So, I recently watched the Chris Evans film Playing It Cool. I went into it knowing that the reviews were terrible, and as occasionally happens, they were completely right.

Directed by Justin Reardon and written by Chris Shafer and Paul Vicknair, Playing It Cool is a rom-com about a screenwriter (Evans) who is given the job of writing a romantic comedy. The problem? He doesn’t believe in love. The twist? He falls in love with a woman he can’t have, because she already has a boyfriend. Inner conflict ensues as he struggles with the meaning of love in his own wild imagination where he pictures himself in every presented scenario of love and also deals with his heart, which is personified as a noir-tastic chain smoker. And, of course, his relationship with this woman who had drawn his affections is based on some lies and he has a group of whacky writer friend to help him out along the way.

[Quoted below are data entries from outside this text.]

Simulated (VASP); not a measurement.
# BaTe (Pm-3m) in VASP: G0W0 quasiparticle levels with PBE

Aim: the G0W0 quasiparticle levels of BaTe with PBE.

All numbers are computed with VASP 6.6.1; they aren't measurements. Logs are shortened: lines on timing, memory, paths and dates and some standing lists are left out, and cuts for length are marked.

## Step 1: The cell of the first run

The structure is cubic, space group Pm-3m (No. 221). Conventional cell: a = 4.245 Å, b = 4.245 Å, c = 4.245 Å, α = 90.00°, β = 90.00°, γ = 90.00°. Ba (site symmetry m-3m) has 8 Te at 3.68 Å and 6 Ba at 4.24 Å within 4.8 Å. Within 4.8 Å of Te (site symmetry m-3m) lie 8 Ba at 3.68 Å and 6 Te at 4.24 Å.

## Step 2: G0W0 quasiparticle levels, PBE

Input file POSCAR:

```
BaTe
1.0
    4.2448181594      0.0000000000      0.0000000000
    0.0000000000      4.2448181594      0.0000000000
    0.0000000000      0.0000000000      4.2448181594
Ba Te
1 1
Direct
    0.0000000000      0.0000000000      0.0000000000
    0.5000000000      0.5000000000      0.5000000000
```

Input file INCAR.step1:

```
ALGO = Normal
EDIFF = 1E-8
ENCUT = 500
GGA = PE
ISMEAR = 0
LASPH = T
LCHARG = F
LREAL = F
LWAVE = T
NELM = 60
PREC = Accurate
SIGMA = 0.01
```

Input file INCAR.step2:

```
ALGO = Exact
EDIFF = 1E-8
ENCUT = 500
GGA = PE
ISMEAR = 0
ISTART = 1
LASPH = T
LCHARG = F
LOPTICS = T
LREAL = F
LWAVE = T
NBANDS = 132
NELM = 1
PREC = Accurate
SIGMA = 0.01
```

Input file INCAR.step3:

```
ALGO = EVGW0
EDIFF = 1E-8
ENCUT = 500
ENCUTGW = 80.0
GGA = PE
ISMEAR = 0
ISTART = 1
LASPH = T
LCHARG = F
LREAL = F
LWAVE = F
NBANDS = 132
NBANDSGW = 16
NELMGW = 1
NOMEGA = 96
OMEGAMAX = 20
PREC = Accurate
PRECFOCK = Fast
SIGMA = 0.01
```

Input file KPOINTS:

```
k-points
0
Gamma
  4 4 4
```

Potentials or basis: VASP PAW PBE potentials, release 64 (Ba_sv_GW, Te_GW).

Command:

Obviously, as romantic comedies go, it’s bursting at the seams with clichés and tropes. That’s kind of what we expect from these kinds of movies, since there is a comfort in the predictability and formulaic happy ending. I’ll be the first to admit that I have enjoyed many rom-coms, which was one of the reasons I wanted to watch Playing It Cool. (That, and I quite like the cast, which include Aubrey Plaza, Topher Grace, Anthony Mackie, and a few others.)

For all the interesting potential of this movie’s concept, though, it failed across the board. The cast was great, but it was the storytelling that broke it. So, it is with a heavy heart and a strange critical compulsion that I explain why. Basically, it seems to break down into two components:

  • The Protagonist.
  • The Movie’s Goal.

THE PROTAGONIST

I wanted to like him. I really did. I mean, it’s Chris Evans for crying out loud! But the character failed every test he was presented throughout the story and only made me root against him by the end of the film. Had that been the intention of the story, it would have been wonderful. But it was painfully obvious that they wanted you to like him, to wish for a happy ending.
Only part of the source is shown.